President Obama with former Sen. Chris Dodd and former Rep. Barney Frank after signing the bill
Four years ago today, with a who's who of congressional Democrats standing over his shoulder, President Barack Obama signed into law the Dodd–Frank Wall Street Reform and Consumer Protection Act, hailing it as the answer to preventing future financial meltdowns. "For years," the president said at the signing ceremony, "our financial sector was governed by antiquated and poorly enforced rules that allowed some to game the system and take risks that endangered the entire economy."
But, years later, much of Dodd-Frank has not been implemented and the risks to the economy remain. According to law firm Davis Polk, which has been tracking the law, just 52 percent of the rules mandated by Dodd-Frank have been finalized by federal regulators. Another 23 percent have been proposed but not yet ironed out, and regulators haven't even gotten around to crafting 96 required rules—24 percent of the total bill.
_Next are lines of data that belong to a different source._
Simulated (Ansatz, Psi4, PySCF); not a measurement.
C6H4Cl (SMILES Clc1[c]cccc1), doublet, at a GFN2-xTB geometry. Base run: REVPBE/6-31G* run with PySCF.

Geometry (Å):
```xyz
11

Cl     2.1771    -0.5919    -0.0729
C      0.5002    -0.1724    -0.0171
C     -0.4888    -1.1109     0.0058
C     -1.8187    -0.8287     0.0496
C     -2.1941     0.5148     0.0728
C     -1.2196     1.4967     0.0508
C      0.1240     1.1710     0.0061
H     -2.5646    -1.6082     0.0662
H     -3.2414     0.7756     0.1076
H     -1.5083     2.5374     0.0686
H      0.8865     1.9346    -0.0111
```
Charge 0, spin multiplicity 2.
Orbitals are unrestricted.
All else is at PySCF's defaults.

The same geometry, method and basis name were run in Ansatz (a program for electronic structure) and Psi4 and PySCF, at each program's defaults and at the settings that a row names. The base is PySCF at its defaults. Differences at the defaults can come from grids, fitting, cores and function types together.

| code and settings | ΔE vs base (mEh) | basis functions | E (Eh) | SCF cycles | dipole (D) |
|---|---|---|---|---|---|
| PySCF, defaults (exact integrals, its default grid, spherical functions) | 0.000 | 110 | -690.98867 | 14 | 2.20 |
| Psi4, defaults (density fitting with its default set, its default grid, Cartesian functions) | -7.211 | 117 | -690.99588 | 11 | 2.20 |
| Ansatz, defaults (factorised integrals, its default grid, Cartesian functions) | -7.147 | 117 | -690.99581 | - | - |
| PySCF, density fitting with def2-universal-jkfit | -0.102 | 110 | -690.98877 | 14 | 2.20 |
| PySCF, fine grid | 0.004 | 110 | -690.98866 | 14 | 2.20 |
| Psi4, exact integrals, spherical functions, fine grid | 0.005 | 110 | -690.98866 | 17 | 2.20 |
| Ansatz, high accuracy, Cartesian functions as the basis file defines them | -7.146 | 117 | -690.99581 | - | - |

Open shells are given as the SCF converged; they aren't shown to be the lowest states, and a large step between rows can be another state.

Much of Dodd-Frank remains to be implemented Davis Polk
Former Massachusetts congressman Barney Frank, co-author of the law, isn't too concerned with the slow rollout. "Not all rules are equal, in the first place," he said. "In fact, the rules are being steadily approved. And it's also the case that the financial institutions are abiding by some of those rules in principle even before they're adopted, because if you're a large financial institution you're not going to try to take advantage of a little bit of a delay and then have to stop things when it happens."
Consumer advocates don't share Frank's optimism. While Dodd-Frank laid out a framework for financial reform, the bill left the details to the policy wonks at various federal agencies. And many of those agencies have dragged their heels. A recent report by consumer watchdog Public Citizen called out the Securities and Exchange Commission as a particularly egregious delayer, noting that it had pushed back the deadlines for 13 of the 23 rules it was supposed to finalize this year. "Sorely needed Wall Street reform measures ordered by Congress to protect regular Americans and the markets still have not come to fruition nearly seven years after the financial collapse," Lisa Gilbert of Public Citizen said in a release announcing the report.
Regulators aren't entirely to blame, though. Congressional Republicans have done everything in their power to stall the process. They've introduced bills to hamper rulemaking and, when that has failed, hamstrung regulators by holding back funding for the agencies, blocking their ability to hire the new employees necessary to write and enforce Dodd-Frank rules.
Federal regulators have also been slowed down by litigation. Eugene Scalia, son of Supreme Court Justice Antonin Scalia, has been leading the financial industry's legal fight against Dodd-Frank. Scalia and the banks have challenged a host of rules on the basis of cost-benefit analysis, claiming that the government failed to properly assess the impacts of its rules. That argument has found a receptive audience within the DC Circuit, spooking regulators into being extra cautious as they draft their rules and slowing the rulemaking process even further. "It was a legitimate [fear]," Frank says. "It was a threefold thing. The businesses would flood them with comments, the conservative judges would say you have to read those comments very carefully and rebut them, and then [Congress was] not giving them enough money to do it."
Frank, though, believes that the rulemaking process will run more smoothly now that Obama's nominees to the DC Circuit can get appointed. Senate Republicans had held new judges hostage, preventing them from taking the bench until Senate Majority Leader Harry Reid nuked the filibuster for federal appointees late last year. "One of the things that helped our bill," Frank says, "is when Harry Reid got the filibuster rule changed in the Senate so that now nominees to that court can be confirmed who aren't going to be joining in that conservative bias."
Even so, the delays mean it may be years before the economy-imperiling risks Dodd-Frank sought to mitigate are fully addressed. Many of the finalized rules are rolled out over time, not immediately keeping the banks in check. Take the Volcker Rule, a much-publicized provision of Dodd-Frank that bans commercial banks from engaging in certain forms of high-risk trading. The long-stalled rule was not finalized until last December, and it won't take full effect until this time next year.